How to Sqoop Export a Hive ORC table to a Oracle Database?

Hope you must have some idea about Hive ORC tables.  Let’s create a ORC table here and feed some sample data in Hive.  Similarly let’s create a table structure in ORACLE in the meantime.

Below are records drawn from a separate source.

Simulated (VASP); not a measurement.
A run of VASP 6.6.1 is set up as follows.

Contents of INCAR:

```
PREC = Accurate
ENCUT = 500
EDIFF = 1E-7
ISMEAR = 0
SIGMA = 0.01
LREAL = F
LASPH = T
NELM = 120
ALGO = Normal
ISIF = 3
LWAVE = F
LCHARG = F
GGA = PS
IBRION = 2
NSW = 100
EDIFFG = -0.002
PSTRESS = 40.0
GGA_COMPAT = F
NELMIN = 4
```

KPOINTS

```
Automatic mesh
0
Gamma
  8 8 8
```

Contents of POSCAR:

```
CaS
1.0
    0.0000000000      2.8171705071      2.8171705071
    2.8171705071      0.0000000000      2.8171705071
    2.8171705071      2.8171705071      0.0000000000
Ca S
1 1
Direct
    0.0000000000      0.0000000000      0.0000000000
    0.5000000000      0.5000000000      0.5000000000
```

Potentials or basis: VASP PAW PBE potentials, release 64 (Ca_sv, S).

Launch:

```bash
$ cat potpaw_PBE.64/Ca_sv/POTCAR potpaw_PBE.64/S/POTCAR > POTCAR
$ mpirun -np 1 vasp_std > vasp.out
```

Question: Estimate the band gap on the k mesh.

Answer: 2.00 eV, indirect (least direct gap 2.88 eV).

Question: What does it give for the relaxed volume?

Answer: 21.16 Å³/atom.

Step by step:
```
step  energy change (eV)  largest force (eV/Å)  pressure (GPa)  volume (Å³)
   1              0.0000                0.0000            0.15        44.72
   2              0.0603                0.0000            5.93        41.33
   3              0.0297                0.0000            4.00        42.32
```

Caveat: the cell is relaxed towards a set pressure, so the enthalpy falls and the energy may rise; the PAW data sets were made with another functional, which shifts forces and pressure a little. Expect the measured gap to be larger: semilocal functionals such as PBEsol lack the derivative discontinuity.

We are going to use Sqoop-HCatalog Integration here. Just type “sqoop export help” in Bash and see what are all the sqoop parameter commands there for the Sqoop Export related to HCatalog. I got the details as below.

HCatalog arguments:
–hcatalog-database <arg> HCatalog database name
–hcatalog-home <hdir> Override $HCAT_HOME
–hcatalog-table <arg> HCatalog table name
–hive-home <dir> Override $HIVE_HOME
–hive-partition-key <partition-key> Sets the partition key to
use when importing to hive
–hive-partition-value <partition-value> Sets the partition value to
use when importing to hive
–map-column-hive <arg> Override mapping for
specific column to hive
types.

Now see the sample code snippets below for a very simple Sqoop Export Process.

Step1:
Create a Hive Table in TXT format. You can create this in any format like Avro, RCfile,etc
create table customers_txt (customer_id string, customer_name string, city string) row format delimited fields terminated by ‘,’ stored as textfile;
OK
Time taken: 0.611 seconds

Step 2:
Create a Hive table in ORC format
create table customers(customer_id string, customer_name string, city string) row format delimited fields terminated by ‘,’ stored as orc;
OK
Time taken: 0.594 seconds

Step 3:
Create some test data here
bash-4.1$vi customer.txt
1 giri nellai
2 giri town
3 giri pheonix
4 parthi glendale
5 ram glendale
6 goutam campbell
:wq!

Step 4:
Load test data to a Txt formatted table
hive> load data local inpath ‘/tmp/customer.txt’ into table customers_txt;
Copying data from file:/tmp/customer.txt
Copying file: file:/tmp/customer.txt
Loading data to table default.customers_txt
Table default.customers_txt stats: [numFiles=1, numRows=0, totalSize=92, rawDataSize=0]
OK
Time taken: 1.301 seconds

Verify the data
hive> select * from customers_txt;
OK
1 giri nellai
2 giri town
3 giri pheonix
4 parthi glendale
5 ram glendale
6 goutam campbell
Time taken: 0.456 seconds, Fetched: 6 row(s)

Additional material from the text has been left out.